This is it. The end of the line. The last hurrah. The grande finale. After ten weeks of watching these kids go through the wringer, we will finally know which of our three budding thespians will have landed a seven episode arc on Glee. Will it be charismatic, teacher's pet Blake; Aylin, the rebellious Muslim; or wheelchair-bound ball of light Ali? Only time will tell (60 minutes, to be exact).
To kick off Gleeality week (we're makin' up words again), the final three will perform "You Can't Stop the Beat" from the musical Hairspray. Huh. Seems like an odd choice for three people, it being a high energy group production number and all. Oh wait — Robert's not done. "One more thing… " he says. And all of the brokenhearted contenders are back, hugging and crying and exalting in each other's wonderfulness. Charlie has been back for all of 45 seconds and he is in the corner making out with Aylin. Typical.
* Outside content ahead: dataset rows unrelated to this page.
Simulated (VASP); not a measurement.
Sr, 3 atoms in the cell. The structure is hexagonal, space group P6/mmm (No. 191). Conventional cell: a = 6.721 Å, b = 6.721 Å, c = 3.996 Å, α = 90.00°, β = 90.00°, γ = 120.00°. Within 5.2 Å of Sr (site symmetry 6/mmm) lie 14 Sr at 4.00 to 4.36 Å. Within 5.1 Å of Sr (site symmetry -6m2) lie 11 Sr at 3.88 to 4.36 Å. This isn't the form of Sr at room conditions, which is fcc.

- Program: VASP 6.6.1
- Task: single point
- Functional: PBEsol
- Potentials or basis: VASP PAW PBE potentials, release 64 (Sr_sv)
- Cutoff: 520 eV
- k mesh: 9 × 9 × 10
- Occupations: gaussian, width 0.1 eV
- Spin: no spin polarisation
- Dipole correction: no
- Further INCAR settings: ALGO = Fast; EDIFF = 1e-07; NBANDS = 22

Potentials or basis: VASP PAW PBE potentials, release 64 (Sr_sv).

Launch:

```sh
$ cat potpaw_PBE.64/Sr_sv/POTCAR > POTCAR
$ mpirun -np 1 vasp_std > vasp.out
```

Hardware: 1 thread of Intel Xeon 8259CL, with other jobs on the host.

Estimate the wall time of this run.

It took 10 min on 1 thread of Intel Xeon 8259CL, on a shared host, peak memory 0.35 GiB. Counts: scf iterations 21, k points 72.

Ali immediately takes charge. She's all "I don't want to be a b***h but, I'm going to win this thing and all y'all were sent home already, so you better shut the eff up and listen to me." Okay, so she doesn't really say that. But she does say, "I feel like we should get on our feet and try this." Gotta love the royal we. And with that, the contenders are ready to get their lindy hop on.
For the final homework assignment, none other than Chris Colfer is the super secret surprise mentor/judge. Since the role of Kurt was written specifically for him, it makes perfect sense that Colfer is here to give advice to the contenders. He really is what The Glee Project is all about (except for the fact that he was found by a casting director and didn't have to audition through a series of music videos and fripperous challenges).
As soon as the contenders start performing "We Got the Beat" for Robert and Colfer, it becomes clear why Ali was so eager to take charge. She is singing just about the entire song, by herself. Aylin and Blake can harmonize, it's solo time for Ali. How did Aylin and Blake let this happen? Side note: I'm at the edge of my seat watching this performance because I'm like 98% sure Lily is going to pull a Tanya Harding and take everyone down with a lead pipe in order to crown herself victorious. (Spoiler: She doesn't.)
Huge surprise, Colfer is a big ol' softie and picks all three contenders as winners. That's not what it means to "win," Chris. "Winning" means just one.
As befitting for a finale, the recording and choreography sessions are just gigantic love fests. Nikki retracts her claws and gushes over how much she loves Ali, Blake, and Aylin. And Zach loves everyone. "It's been a fun time, folks," he says. "Come hug me."
The video shoot for this, the final of weeks, is Hot Chelle Rae's "Tonight Tonight." It's the high school prom, as made clear by a high school gymnasium filled with pink balloons and a swing set. Blake, Ali, and Aylin don't just get to sing their little hearts out, though. Oh no, they have characters. Aylin had to sneak out from under the nose of her strict parents to attend the prom. Blake is the popular — yet humble — prom king, and Ali is a flirtatious mean girl. These roles are really a stretch, huh? Hope they can handle the pressure!
While watching the playback from the video shoot, I'm struck by one thing: Shanna keeps pulling my focus. I know I'm beating a dead horse at this point, but I really think this girl was sent home to soon. I can't say she should've won, but I do think I would've liked to have seen her make it to at least the penultimate episode. But that's neither here nor there; she already sang her Avril Lavigne and left the mansion in tears.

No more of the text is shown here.